One of the initial challenges encountered when attempting to discuss anthropogenic climate change with an individual skeptical of the theory is first discerning to which school of skeptical thought the individual subscribes. The difficulty of this task is exacerbated by an innate willingness of skeptics to switch between schools as convenience dictates.
Some of the more frequently encountered schools are listed below.
- Global warming isn’t happening.
- Global warming is happening, but mankind has nothing to do with it.
- Global warming is happening, and mankind does have something to do with it. But, the impact is minimal and insignificant in comparison with other factors.
- Global warming is happening, and mankind does have significant impact. But the results are more beneficial than detrimental.
- Global warming is happening; mankind does have significant impact; and the impact is detrimental. But there’s nothing we can do about it.
- Global warming is happening; mankind does have significant impact; the impact is detrimental; and there is something we can do about it. But those actions will wreck the world economy.
This list is by no means exhaustive, nor is the delineation between those listed hardened. Over the course of time, a single skeptic can, and often does, vacillate between these schools and any of a myriad combinations thereof. This absence of loyalty is often evidenced within the span of a single conversation or, in the case of a skeptical authoritative figure, a single lecture. It matters not whether the argument is a lack of accountability or a sense of powerlessness, the desired end goal is the same: a state of inaction.
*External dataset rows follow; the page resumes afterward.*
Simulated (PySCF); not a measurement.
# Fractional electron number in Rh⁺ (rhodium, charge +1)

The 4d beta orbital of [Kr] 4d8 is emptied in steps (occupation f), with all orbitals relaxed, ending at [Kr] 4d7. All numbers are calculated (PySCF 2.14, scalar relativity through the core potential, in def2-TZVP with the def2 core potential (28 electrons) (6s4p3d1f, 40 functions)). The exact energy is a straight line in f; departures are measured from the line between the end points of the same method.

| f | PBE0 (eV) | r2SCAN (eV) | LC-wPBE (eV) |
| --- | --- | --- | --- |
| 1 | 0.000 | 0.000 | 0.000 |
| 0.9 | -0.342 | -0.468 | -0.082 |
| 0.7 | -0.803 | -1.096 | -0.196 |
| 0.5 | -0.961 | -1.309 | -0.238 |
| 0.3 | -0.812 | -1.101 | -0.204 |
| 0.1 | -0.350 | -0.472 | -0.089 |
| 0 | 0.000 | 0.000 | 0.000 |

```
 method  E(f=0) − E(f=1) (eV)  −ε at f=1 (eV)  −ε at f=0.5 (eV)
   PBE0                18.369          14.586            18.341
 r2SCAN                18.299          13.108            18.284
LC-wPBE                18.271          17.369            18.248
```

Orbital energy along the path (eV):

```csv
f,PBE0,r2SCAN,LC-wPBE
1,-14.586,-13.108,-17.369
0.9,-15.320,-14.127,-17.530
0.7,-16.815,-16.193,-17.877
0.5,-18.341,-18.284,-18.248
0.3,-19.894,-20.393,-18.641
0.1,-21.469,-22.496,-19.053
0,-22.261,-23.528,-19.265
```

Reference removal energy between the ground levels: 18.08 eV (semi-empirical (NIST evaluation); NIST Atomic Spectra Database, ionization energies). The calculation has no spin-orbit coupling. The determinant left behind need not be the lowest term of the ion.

It’s not warming, so there’s nothing to worry about. Even if it were warming, it’s natural, so there’s nothing to worry about. Even if it were warming unnaturally, it’s actually good for us and the planet, so there’s nothing to worry about. Even if the unnatural warming is detrimental, it’s too late to do anything about it, so there’s nothing to worry about. Adapt! Even if we had time to do something about the unnatural detrimental warming, there are far greater priorities, so there’s nothing to worry about.
If one approach fails, simply change tack. Or, better yet, throw all of them out there in the hopes that one sticks.
The most intriguing component of such oscillations being an open embrace of contradictions and inconsistencies. One hundred and thirty years is not enough to detect a trend, but somehow less than a decade suffices. Science is not by popular vote, but let me show you an enumerated list of “skeptics”. Localized events such as snowstorms are theory crushers, but local events on Mars are dismissible. Official national science organizations from around the world are openly biased, but energy industry trade groups are straight shooters. Ground-based temperature readings are laughably error prone while satellite readings with which they agree are forgotten.
Well-known and oft-referenced skeptic Dr. Bob Carter exercises this ability with aplomb. During the course of a single lecture, Dr. Carter deftly weaves between schools with dexterous ease. Somehow 120 years of warming was a ridiculously brief period of time from which to draw conclusions, yet 7 years of cooling was indicative of the likely initiation of a long-term cooling trend. Published scientific studies in respected peer-reviewed journals were fraught with error, yet minority opinions by governmental legislative bodies in three countries were beyond reproach. Positive feedback mechanisms that have yet to be encountered are negligible, but negative feedbacks already in play will, at some point, be overwhelming.
So, on the eve of an inevitable deluge of skeptical proclamations that will undoubtedly run the gamut of skeptical school jumping, listen closely and try to keep count of the leaps.